For the past 22 months we have been told, over and over again, to be afraid, to be very afraid. Instinctively, whatever mechanisms we have to protect ourselves get activated; our 'walls go up'. Often we are not even aware that we do this.
Receiving in its true form is not possible when I have my walls up. How is it that I say this when most of us just received presents during the Holiday Season? Yes, we accepted the present and I wonder how much were we really present with the person? Present with what is going on for that person.
What if the intention of creating so much fear is to separate; to separate us from others; to separate us from nature - not on a cognitive level, rather on an energetic level?
From here on out, I'll keep it in 'I language' and you, the reader take what works for you.

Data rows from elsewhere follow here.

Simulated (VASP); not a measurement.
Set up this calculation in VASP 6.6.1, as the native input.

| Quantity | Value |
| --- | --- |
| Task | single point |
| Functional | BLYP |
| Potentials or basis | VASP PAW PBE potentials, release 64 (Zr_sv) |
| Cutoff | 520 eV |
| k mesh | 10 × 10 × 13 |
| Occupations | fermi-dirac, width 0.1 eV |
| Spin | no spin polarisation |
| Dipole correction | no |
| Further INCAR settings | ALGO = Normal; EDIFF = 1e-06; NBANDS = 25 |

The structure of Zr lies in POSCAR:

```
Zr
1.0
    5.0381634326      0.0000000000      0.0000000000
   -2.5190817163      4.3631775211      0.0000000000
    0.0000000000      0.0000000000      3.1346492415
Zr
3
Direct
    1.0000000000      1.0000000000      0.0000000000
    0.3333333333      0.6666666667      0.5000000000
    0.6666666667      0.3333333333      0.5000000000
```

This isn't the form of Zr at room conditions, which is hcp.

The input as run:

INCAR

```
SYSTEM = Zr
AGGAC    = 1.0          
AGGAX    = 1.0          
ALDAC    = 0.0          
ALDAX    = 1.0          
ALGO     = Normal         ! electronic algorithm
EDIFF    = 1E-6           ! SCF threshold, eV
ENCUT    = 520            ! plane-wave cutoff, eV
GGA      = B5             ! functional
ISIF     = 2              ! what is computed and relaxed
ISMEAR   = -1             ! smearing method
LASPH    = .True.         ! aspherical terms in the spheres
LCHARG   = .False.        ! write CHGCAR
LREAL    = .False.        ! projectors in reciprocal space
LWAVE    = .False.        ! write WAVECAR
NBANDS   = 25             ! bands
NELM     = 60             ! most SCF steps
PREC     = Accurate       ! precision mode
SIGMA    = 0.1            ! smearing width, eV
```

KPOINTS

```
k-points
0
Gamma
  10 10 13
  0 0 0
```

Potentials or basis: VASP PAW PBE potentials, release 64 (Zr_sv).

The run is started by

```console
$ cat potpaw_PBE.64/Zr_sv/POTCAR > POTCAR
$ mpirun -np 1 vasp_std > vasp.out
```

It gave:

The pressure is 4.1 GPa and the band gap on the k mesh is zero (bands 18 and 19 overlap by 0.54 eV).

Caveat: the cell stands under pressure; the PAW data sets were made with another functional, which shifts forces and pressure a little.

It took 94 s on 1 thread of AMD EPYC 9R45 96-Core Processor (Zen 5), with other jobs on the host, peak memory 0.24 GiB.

Once, I recognize the separation that is going on, it no longer matters if it is created intentionally or not. It becomes my choice if I separate or not. An instinctive response could be the desire to resist it, to fight it.
I invite you to feel into resisting/fighting something. What is the energy behind it? It is contractive, not expansive. It is a very similar energy to fear itself. What if I don't have to be afraid of fear? What if I can allow fear, be present with it, not make it go away?
If I am afraid of the fear, I contract; the fear becomes bigger. What do you think could happen if I do not contract, if I expand? I become bigger than the fear and the fear shrinks. Granted, that is not something that I just do; it is something I have to practice; to stay present and do it anyway. It's a choice I have to make each time fear comes up. Only as I practice it gets easier and the fear does not come up as much. I am beginning to receive fear. Sounds crazy, I know.
When I am receiving fear, I lower my walls, not raise them up. Lowering my walls, allows me to perceive what is behind the fear and if there is an action I have to take. Action taken from being present with the fear might be quite different from action taken based on the fear.
I admit, it can be overwhelming when I am aware of all the fear, sadness, and other emotions of people around me. It can even be that I get pulled into that energy myself. And, I can get myself out of it by connecting with the earth. These are not emotions the earth has. Right now, in the Winter, there is a stillness, the willingness to receive the sun or rain or snow, to just be present with them. The earth does not check out which becomes tempting in that situation. Connecting with the earth allows me to connect to her energy of receiving.
Would connecting with the earth be something that would allow you to receive too?